Taking a second look on the MacPherson's suspension. The variation in camber is not as bad as I thought because the strut is firmly fastened to the yoke to restrict angular movement. What is really bad is the fact while hitting a bump, the tire does move in and out on the horizontal axis, for 3" of vertical displacement, the tire can move horizontally as much as 0.6 inches!

Causing a side scrub on the front tires that were not intended to move this way. Besides bumps, also on fast turns where centrifugal force will lean the car outward causing more sideways tire scrubbing. But also a degree of camber shift using less than the total side area of the tire when racing.

In brief, if you want your tires to last, stay away from bumpy roads and really slow down for those curves. Rotation helps to equalize tire wear. 

Ha, never had the guts to take my motorhome out on icy roads, has around 4,500 pounds on the front tires, over 9,000 pounds on the rears. Not sure what to expect, just the opposite as most vehicles. 

What about a monorail? Simple shroud can keep off ice and snow with no snow plowing or salt necessary. And farmers can grow corn on the existing roadways to make more ethanol. Was a lot of talk about doing this in the early 1900's, but gave away to using tires with constant frictional problems between these and the road surfaces.


----------



## pandrad61 (Jul 8, 2015)

> That video ends like a motor week test drive.

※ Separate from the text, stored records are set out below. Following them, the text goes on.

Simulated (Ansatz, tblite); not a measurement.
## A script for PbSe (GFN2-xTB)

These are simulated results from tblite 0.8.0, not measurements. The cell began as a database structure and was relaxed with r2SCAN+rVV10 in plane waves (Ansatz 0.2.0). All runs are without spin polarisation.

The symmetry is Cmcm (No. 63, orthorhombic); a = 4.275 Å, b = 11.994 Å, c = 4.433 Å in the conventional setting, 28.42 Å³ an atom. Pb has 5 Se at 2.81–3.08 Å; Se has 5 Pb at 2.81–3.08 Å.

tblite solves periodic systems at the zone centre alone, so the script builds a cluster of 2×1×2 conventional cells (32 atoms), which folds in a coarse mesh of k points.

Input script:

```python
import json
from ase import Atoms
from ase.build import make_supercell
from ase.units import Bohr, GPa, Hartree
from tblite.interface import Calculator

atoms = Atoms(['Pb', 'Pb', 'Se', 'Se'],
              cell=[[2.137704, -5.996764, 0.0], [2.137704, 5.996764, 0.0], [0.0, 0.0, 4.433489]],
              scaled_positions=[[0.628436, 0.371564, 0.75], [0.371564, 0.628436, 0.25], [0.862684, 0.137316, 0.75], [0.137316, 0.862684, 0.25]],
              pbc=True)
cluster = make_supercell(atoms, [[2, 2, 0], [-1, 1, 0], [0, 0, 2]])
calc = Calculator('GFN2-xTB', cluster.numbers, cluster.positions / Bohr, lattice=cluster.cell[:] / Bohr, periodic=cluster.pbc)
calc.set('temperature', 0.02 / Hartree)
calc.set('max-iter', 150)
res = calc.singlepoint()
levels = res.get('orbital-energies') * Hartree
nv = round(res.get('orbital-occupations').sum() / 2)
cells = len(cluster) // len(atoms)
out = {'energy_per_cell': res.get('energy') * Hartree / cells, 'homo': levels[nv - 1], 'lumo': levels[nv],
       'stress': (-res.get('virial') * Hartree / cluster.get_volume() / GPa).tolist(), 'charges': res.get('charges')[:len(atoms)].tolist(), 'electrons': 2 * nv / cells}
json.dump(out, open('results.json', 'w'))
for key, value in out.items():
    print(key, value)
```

this week on motor week, Toyotas new bad boy sports car. Can the latest and greatest in japan prove to be gunning forte corvette? STAY TUNED ON MOOR WEK!!! lol

back in my rookie days and I miss that car wholeheartedly. but next month in autocross im taking the ctd out an see how it does. on my weekend trip to Miami during high speed swerve on the interstate I could defiantly tell I had a live axle in the rear. the car I could feel fighting to keep the axle I place,mind you it did it well but at 90 you can feel it. now on mid to low speed it acted super predictable and very neutral so at auto x think it will do well


----------



## lowmid (Jun 17, 2014)

If you are in a budget 2 would be OK even if you would just get a budget meal brand like Federal, Nitto, etc. Just make sure to have it wheel align and check your suspension adjustments.


----------



## pandrad61 (Jul 8, 2015)

I don't need to because I sold the car long ago lol. but yah I worked in a shop and before the even would go negative 1 in front and 1.5 in the rear from stock. toe always stayed at factory specs and caster as well. back in those days I was in high school and worked out o the shop class for a few $. back then junkyard tires where all I could afford.


----------